New York Fashion Week has once again come and gone, and in its wake, it left a flurry of delectable runway looks and emerging trends. While the shows in Europe tend to be on the more aspirational side, there's a special place in our hearts for the designers that call New York home because they tend to offer some of the most accessible and re-creatable runway looks of the entire season. Maybe it's because the designers on the schedule tend to be a mix of emerging talent and contemporary labels as opposed heritage brands, but regardless of the reason, the F/W 20 runways at NYFW were flooded with outfit ideas and trends we could easily incorporate into our current wardrobes without expending too much effort or imagination.
Now, let's talk trends. It's hard to play favorites since there were so many we loved, but if we had to choose, we suppose the following eight are what we're anticipating the most. So you'll be ready with an answer when someone asks you what you're looking forward to wearing six months from now (that answer being cutout tops, cropped blazers, and head-to-toe gray, of course.)
Ahead, get your download on the coolest fall trends from New York that are ripe for re-creating, and since we know you won't be able to wait for fall to actually arrive, we've included our shopping options so you can start wearing them now if you're so inclined.
Dion Lee; Khaite; Brandon Maxwell
Cutouts were one of the most dominant trends we spotted across the collections at New York Fashion Week. With a focus on creative interpretations—holes at the hips, slashes through crop tops, openings made at the sides of dresses—there is no one way designers are executing them.
Courtesy of Dion Lee
At Dion Lee, we saw an exploration of skin-baring details—a theme we're seeing across collections.
Courtesy of Khaite
With bare midriffs and exposed bra tops, Khaite showed us a collection that felt sexy—a buzzword that has been percolating this season
Courtesy of Brandon Maxwell
One of Khaite's standout looks is this two-piece evening look with a cutout crop top and voluminous skirt.
Alejandra Alonso Rojas; Eckhaus Latta; Christopher John Rogers
Suiting is the trend we're convinced will never die (nor do we want it to), and with each new season, designers pinpoint a detail or two that ensures these tailored separates feel fresh. For fall, that detail is overwhelmingly the cropped blazer. We saw the shortened jacket paired with skirts, pants, and even long shorts, which tells us that there's no single way to incorporate this updated classic into your wardrobe.
Noam Galai/Getty Images
Emerging talent Alejandra Alonso Rojas proved she was one to watch this season. We love this look in particular because long shorts and knee boots are a favorite styling trick among the street style set.
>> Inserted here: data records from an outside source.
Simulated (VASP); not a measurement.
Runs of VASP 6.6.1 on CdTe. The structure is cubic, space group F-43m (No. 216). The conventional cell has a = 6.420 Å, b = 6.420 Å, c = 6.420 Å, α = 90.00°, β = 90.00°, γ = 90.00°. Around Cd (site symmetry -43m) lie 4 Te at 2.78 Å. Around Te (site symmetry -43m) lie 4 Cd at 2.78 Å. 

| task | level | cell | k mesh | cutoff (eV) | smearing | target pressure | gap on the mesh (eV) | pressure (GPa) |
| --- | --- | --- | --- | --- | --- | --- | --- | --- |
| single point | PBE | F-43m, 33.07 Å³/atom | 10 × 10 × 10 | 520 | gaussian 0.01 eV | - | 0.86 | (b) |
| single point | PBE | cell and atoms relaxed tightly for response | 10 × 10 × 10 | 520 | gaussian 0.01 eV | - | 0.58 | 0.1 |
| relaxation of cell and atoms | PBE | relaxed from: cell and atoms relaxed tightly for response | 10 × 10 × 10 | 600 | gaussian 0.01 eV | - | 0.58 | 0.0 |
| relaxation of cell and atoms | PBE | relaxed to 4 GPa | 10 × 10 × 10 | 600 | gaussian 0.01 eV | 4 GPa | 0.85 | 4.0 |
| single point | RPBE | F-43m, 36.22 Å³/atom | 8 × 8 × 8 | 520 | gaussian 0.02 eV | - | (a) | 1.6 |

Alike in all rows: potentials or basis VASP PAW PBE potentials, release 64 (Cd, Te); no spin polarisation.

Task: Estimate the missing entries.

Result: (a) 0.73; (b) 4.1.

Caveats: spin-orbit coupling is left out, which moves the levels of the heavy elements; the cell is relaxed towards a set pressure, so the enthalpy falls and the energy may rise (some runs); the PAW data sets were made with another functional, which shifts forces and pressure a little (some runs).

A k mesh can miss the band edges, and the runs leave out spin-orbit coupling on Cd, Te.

Mitchell Sams; Courtesy of Eckhaus Latta
Eckhaus Latta took a punk-inspired approach to the suiting trend, pairing a cropped blazer with a school uniform–style skirt—in a punchy orange hue, no less.
Dia Dipasupil/Getty Images for NYFW: The Shows
At Christopher John Rogers, sharp silhouettes gave a nod to the '80s and interpreted the cropped blazer with notably exaggerated shoulders.
We’re calling this the Bottega Veneta effect. Ever since Daniel Lee put chunky chains on the runway, we’ve seen a rise in chunky jewelry and chain details on the runways. The hardware has migrated from jewelry to bags to shoes and will be a defining detail for accessories in the year ahead.
Peter White/Getty Images
At Ulla Johnson, big chains were the details that adorned bags and shoes. We're already predicting the accessories will be in huge demand next fall.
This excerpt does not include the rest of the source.